I wrote another assembly program. This one works with text files instead of binary files. It can do a search and replace of all occurrences of a string in a text file. This could be useful for translating programs between programming languages or editing text configuration files. This screenshot is an example of how it can be used.
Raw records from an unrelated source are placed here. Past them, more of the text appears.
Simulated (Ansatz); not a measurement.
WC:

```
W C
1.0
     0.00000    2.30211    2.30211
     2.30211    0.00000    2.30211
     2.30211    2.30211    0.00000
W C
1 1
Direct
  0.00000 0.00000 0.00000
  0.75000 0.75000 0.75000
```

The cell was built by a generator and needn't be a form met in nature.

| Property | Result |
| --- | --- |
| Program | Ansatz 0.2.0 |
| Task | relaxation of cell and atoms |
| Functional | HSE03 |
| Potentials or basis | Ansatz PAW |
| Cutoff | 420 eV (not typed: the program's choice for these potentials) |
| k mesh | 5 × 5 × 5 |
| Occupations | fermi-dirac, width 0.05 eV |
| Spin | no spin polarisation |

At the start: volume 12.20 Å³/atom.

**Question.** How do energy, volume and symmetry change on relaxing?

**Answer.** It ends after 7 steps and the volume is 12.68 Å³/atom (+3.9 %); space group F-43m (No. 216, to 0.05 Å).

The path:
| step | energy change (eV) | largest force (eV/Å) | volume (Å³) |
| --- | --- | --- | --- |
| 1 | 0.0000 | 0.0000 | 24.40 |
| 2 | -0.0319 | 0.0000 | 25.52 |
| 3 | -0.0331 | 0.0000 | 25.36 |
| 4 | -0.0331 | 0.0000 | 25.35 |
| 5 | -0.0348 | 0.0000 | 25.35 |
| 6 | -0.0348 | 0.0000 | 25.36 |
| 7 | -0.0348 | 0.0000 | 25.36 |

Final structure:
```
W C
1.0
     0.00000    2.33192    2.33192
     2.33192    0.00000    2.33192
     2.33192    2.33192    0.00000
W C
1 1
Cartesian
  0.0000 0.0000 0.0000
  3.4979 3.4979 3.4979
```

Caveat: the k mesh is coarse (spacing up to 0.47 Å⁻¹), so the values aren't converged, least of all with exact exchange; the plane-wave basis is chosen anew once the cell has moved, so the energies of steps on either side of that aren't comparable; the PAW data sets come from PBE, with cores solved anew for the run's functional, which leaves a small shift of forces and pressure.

;Linux 32-bit Assembly Source for chastext
;a basic text search and replace program
format ELF executable
entry main
;a reduced form of chastelib without functions this program doesn't use
include 'chastext-chastelib32.asm'
main:
pop eax
mov [argc],eax ;save the argument count for later
cmp dword [argc],1
ja help_skip ;if more than 1 argument is given, skip the help message and process the other arguments
help:
mov eax,help_message
call putstring
jmp main_end
help_skip:
pop eax ;pop the next arg which is the name of the program we are running
get_filename:
pop eax ;pop the next arg which is the name of the file we will open
mov [filename],eax ; save the name of the file we will open to read
arg_open_file:
;Linux system call to open a file
mov ecx,0 ;open file in read only mode
mov ebx,eax ;filename should be in eax before this function was called
mov eax,5 ;invoke SYS_OPEN (kernel opcode 5)
int 80h ;call the kernel
cmp eax,0
jns file_open_no_errors ;if eax is not negative/signed there was no error
;Otherwise, if it was signed, then this code will display an error message.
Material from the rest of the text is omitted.